His concert was billed as music from North and South America, but somehow Beethoven's A-Flat Major Sonata, Op. 110, was squeezed in to end the first half, and it received a committed performance, full of nuance and occasional mystery. The opening Moderato Cantabile was pensive, with the left hand trills evocative. A crisp and lyric reading of the scherzo-like Adagio led to the majestic concluding fugue, which Fan paced with great care. Although Fan's performance of the noble fugue wasn't monumental, the end arrived with great dignity.
Ginastera's Sonata No. 1 began the afternoon. Fan emphasized the similarities to Prokofiev's early sonatas in the first movement, and he floated three high notes with aplomb, ending the Adagio molto appassionato. The restless toccata finishing the work was a percussive and high energy journey under Fan's fleet fingers. However, the piano sound at the top end became increasingly brittle, particularly when Fan demanded a lot of volume, indicating some attention to hammer voicing may be in order.
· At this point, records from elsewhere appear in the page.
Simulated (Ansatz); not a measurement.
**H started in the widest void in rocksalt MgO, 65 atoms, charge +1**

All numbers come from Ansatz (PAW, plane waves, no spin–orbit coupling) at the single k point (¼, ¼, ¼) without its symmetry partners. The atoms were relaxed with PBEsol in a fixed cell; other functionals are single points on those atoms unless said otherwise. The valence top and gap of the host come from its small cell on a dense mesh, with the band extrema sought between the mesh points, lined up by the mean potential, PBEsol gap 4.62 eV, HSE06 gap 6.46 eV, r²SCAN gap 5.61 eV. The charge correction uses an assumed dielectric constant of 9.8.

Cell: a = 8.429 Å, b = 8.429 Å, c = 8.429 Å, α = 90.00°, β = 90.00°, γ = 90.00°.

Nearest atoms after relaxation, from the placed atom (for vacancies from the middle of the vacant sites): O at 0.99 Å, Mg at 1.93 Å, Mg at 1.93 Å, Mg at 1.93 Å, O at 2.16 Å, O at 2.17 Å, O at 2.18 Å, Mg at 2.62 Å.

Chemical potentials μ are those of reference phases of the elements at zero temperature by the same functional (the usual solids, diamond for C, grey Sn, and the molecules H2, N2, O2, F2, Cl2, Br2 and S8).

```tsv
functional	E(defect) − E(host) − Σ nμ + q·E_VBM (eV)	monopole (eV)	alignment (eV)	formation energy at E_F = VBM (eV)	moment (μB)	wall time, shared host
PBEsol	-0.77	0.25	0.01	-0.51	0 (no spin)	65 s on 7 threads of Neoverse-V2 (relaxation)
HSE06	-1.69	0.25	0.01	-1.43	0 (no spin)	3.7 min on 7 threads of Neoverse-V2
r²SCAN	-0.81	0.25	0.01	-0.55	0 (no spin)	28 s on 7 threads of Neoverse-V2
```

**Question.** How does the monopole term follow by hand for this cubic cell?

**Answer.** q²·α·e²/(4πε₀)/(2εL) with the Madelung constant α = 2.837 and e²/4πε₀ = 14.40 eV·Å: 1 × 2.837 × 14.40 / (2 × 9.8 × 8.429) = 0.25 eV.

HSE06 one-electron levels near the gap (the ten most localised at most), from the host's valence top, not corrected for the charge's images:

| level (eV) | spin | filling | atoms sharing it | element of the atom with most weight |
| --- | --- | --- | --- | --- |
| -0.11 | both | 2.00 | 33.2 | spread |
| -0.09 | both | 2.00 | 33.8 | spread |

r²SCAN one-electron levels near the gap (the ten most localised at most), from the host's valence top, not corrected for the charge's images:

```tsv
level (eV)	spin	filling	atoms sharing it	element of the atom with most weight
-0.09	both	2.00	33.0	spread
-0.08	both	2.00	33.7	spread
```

Two short works by Nazareth and Piazzola (the latter a lovely Prelude from 1987, similar to the composer's 'Oblivion') led to 'Troubled Water,' by Chicago composer Margaret Bonds. Fan brought out the rhythmic complexities and insistent syncopation, but the piece ultimately lacked interest. Nonetheless, Bonds, the teacher of Ned Rorem, was a welcome and rare addition to the program.
A quite different experience was the Barber Sonata, a 1949 work that has become a repertoire staple. I have always liked the live Cliburn performance from his second Soviet Union tour of 1960, and the more relaxed approach from Arizona pianist Nicholas Zumbro. Fan veered towards the Cliburn reading, seizing the dissonant block chords in the first movement and underscoring the vacillating double and triple meters. The performance of the second movement, Allegro vivace, was simply masterful, full of whimsy and subtle phrasing. The Allegro mesto was a dirge, leaving the audience adrift in a luxurious sonic fog, with Fan tolling bells with his left hand. Wonderful. The famous concluding fugue was taken at a quick clip, control almost being lost in several places, and the contrary-motion octaves at the end lacked clarity. That said, it was a riveting performance, fully realized, and the highlight of the recital.
To conclude a day of energetic pieces, Fan played Liszt's 'Rigoletto Paraphrase' dramatically; but this Verdi homage is not quite yet Fan's piece. What was missing was repose among the tumult, real legato octaves among the bravura, and a more chaste use of the pedal. One can get away with a lot in this piece, and Fan let out all the pianistic stops to the acclaim of the large audience. One left the hall humming the famous Quartet theme, surely what the Weimar master would have wanted.
Joel Fan taped a deep vein of energy in this recital, and he seemed likely to repeat the entire event if an appropriate request was offered. He is a formidable artist with an innovating and inquisitive musical nature.